Search code examples
c#amazon-web-servicesamazon-s3aws-sdkaws-sdk-net

How can I check that S3 has validated the checksums for my object when using the AWS SDK for .NET?


I'm uploading a file using PutObject which works, but how do I tell if the MD5 checksum has been verified?

var s3Client = new AmazonS3Client();

string base64Checksum;
using (var md5 = MD5.Create())
{
    byte[] fileBytes = File.ReadAllBytes(filePath);
    byte[] hash = md5.ComputeHash(fileBytes, 0, fileBytes.Length);
    base64Checksum = Convert.ToBase64String(hash);
}

var putRequest = new PutObjectRequest()
{
    BucketName = bucketName,
    Key = objectKey,
    FilePath = filePath,
    ContentType = "application/txt",
    MD5Digest = base64Checksum 
};

await s3Client.PutObjectAsync(putRequest);

And in the response, ResponseMetadata.ChecksumAlgorithm is set to NONE and ChecksumValidationStatus is NOT_VALIDATED.

Does this mean the MD5 hash I've provided has not been validated?

And alternatively, if I set ChecksumAlgorithm to ChecksumAlgorithm.SHA256:

var putRequest = new PutObjectRequest()
{
    // ...
    ChecksumAlgorithm = ChecksumAlgorithm.SHA256
};

The checksum is calculated by AWS, but ChecksumAlgorithm and ChecksumValidationStatus still remains as the above.

And even if I calculate it myself and set it:

var putRequest = new PutObjectRequest()
{
    // ...
    ChecksumSHA256 = sha256Checksum
};

I still get ChecksumAlgorithm set to NONE and ChecksumValidationStatus is NOT_VALIDATED.

What am I doing wrong?


Solution

  • Does this mean the MD5 hash I've provided has not been validated?

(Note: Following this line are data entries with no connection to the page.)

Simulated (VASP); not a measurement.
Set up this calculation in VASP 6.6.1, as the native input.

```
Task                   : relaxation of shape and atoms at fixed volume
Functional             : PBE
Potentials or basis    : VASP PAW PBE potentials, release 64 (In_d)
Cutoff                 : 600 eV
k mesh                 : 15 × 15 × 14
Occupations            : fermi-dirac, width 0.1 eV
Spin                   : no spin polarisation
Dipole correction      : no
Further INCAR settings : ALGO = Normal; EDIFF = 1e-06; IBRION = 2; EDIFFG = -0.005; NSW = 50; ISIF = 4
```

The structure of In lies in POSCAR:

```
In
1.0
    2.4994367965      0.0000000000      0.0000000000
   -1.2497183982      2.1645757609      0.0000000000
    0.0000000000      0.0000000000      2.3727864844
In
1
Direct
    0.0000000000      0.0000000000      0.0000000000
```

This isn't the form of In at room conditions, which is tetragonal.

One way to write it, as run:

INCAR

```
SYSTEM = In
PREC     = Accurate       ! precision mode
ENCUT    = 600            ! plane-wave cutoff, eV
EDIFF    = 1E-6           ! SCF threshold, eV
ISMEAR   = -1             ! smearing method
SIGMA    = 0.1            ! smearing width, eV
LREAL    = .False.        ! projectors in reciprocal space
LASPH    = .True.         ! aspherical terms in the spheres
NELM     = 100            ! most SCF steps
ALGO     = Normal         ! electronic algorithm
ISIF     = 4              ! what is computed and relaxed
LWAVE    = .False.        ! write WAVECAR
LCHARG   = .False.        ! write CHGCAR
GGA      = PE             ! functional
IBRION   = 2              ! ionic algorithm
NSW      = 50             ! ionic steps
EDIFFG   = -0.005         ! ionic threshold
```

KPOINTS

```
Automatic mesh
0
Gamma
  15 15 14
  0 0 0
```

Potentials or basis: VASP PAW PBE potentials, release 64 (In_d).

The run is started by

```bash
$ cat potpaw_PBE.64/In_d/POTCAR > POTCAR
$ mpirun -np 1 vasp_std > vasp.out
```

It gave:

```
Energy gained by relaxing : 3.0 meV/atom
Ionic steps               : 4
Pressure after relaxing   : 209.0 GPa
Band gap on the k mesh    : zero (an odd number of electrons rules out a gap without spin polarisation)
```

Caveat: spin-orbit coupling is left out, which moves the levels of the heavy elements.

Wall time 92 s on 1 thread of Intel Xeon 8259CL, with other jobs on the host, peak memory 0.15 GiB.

    No, it has been validated.

    MD5 checksum verification is done automatically by Amazon S3 based on a MD5 checksum that is sent via the Content-MD5 header.

    This value can be generated by the SDK or provided as part of the PutObject request, however the key is that regardless of who provides the MD5 digest - the verification is done by AWS as clearly stated in the docs:

    When you use this header, Amazon S3 checks the object against the provided MD5 value and, if they do not match, Amazon S3 returns an error.

    If the MD5Digest provided is correct (which maps to the Content-MD5 header), the PutObjectRequest succeeds without any exceptions, signalling that the MD5 digest has been verified successfully.

    S3 now guarantees that what you think you've uploaded is actually what has been uploaded. The MD5 of your local object matches the MD5 calculated by S3 - great.

    Now, if the MD5Digest is incorrect (or the upload has been corrupted), the .NET SDK will throw this exception with error code of BadDigest:

    Amazon.S3.AmazonS3Exception: The Content-MD5 you specified did not match what we received.

    This is the .NET version of what happens, yet do note that the SDK is merely surfacing the S3 API's 400 Bad Request error.

    And by default, the SDK will generate an MD5 digest for you. This isn't calculated for you if either of the below conditions are true:

    • DisableMD5Stream is set to true
    • a value has been set for MD5Digest (the condition that is true for your code)

    You don't have to provide your own value.


    And alternatively, if I set ChecksumAlgorithm to ChecksumAlgorithm.SHA256, the checksum is calculated by AWS

    If you set the ChecksumAlgorithm to the desired algorithm, the AWS SDK will calculate the checksum. This calculated checksum is then included in the request sent to Amazon S3.

    However, this checksum is to not be mistaken with the checksum that Amazon S3 generates after receiving the request. Amazon S3 uses its checksum for cross-referencing against the checksum that has been sent in the request.


    With MD5 checksum verification aside, S3 announced support for 4 new checksum algorithms in Feb 2022, that can be used alongside the MD5 integrity check:

    • CRC32: x-amz-checksum-crc32
    • CRC32C: x-amz-checksum-crc32c
    • SHA1: x-amz-checksum-sha1
    • SHA256: x-amz-checksum-sha256

    As above, these checksums can also be calculated by the SDKs or provided by the user however once again - Amazon S3 checks the object against the provided checksum value and, if they do not match, Amazon S3 returns an error.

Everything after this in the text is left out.